Similar to 'pg_dump --binary-upgrade' [0], we can speed up pg_dump with
many sequences by gathering the required information in a single query
instead of two queries per sequence.  The attached patches are
works-in-progress, but here are the results I see on my machine for
'pg_dump --schema-only --binary-upgrade' with a million sequences:

          HEAD : 6m22.809s
           [0] : 1m54.701s
[0] + attached : 0m38.233s

I'm not sure I have all the details correct in 0003, and we might want to
separate the table into two tables which are only populated when the
relevant section is dumped.  Furthermore, the query in 0003 is a bit goofy
because it needs to dance around a bug reported elsewhere [1].

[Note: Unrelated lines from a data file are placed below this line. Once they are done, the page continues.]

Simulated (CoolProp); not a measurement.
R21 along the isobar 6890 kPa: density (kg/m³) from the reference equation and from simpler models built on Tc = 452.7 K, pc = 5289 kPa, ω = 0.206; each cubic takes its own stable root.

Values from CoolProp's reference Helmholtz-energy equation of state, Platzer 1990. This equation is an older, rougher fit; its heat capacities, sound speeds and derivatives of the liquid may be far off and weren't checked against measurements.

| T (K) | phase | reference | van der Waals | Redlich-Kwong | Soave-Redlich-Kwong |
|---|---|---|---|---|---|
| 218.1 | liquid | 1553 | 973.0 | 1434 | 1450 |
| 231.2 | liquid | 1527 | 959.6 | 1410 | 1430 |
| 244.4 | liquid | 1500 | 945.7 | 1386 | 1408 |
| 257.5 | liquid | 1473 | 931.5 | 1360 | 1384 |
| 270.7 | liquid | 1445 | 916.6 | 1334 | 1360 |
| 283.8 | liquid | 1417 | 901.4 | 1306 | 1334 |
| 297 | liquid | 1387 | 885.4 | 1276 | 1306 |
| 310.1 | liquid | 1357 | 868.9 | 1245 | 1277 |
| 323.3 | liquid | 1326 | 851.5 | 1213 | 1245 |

[0] https://postgr.es/m/20240418041712.GA3441570%40nathanxps13
[1] https://postgr.es/m/20240501005730.GA594666%40nathanxps13

-- 
Nathan Bossart
Amazon Web Services: https://aws.amazon.com
>From 32d1e994f31be002d4490f9239f819d6ee55cb36 Mon Sep 17 00:00:00 2001
From: Nathan Bossart <nat...@postgresql.org>
Date: Tue, 30 Apr 2024 14:41:36 -0500
Subject: [PATCH v1 1/3] parse sequence information

---
 src/bin/pg_dump/pg_dump.c | 64 ++++++++++++++++-----------------------
 1 file changed, 26 insertions(+), 38 deletions(-)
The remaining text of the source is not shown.